Monday, December 25, 2006

More than y'all wanted to know about "y'all"

This morning I came across a posting on a site called Redneck's Revenge (don't ask--I have no recollection of how I got there) titled Merry Christmas, Ya'll. It consisted mainly of an illustration, a take-off of Norman Rockwell's famous "Freedom from Want" (click here for Rockwell's original), except the woman is smoking a cigarette, she's serving a bucket of KFC chicken rather than a turkey, and the man behind her is in a t-shirt instead of a suit. Oh, and there are cans of Budweiser on the table.

Now, I'm a sucker for Rockwell parodies, but the posting's title bothered me: Merry Christmas, Ya'll.

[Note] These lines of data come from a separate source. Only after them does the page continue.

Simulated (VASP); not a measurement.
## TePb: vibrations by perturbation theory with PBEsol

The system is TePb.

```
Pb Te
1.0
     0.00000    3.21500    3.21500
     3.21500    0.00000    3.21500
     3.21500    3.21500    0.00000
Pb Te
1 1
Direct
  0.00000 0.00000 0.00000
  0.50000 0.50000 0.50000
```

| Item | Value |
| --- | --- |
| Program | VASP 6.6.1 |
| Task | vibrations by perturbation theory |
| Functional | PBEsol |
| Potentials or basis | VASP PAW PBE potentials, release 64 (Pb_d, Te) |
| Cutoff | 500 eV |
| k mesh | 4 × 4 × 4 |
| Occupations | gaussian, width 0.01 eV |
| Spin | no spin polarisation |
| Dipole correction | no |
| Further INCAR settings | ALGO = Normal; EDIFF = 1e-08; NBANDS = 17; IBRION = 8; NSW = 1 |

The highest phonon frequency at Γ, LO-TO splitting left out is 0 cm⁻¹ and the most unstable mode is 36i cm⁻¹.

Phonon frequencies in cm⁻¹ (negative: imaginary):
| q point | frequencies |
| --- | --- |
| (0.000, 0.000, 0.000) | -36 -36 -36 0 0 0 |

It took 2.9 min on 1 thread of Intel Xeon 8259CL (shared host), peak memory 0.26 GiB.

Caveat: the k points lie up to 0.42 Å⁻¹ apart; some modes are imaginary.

You all. Take out the "o" and the "u, put an apostrophe in their place, and then squish everything together: y'all. Not ya'll. Y'all.

Simple, but apparently hard for some people to understand. In 1996, when the Olympic games brought the world to Atlanta, there was a billboard on the interstate just before the South Carolina border: "Ya'll come back to see us." The message showed that we in Georgia can be mighty hospitable--and mighty ignorant of spelling rules.

The publicists on Atlanta's Olympic committee aren't the only ones who misspell the word. A Google search turns up 3,680,000 instances of "y'all" on the web and 2,180,000 of "ya'll," so the misspelling is widespread. Maybe people are thinking of "we'll," the contraction for "we will," which is quite a different thing.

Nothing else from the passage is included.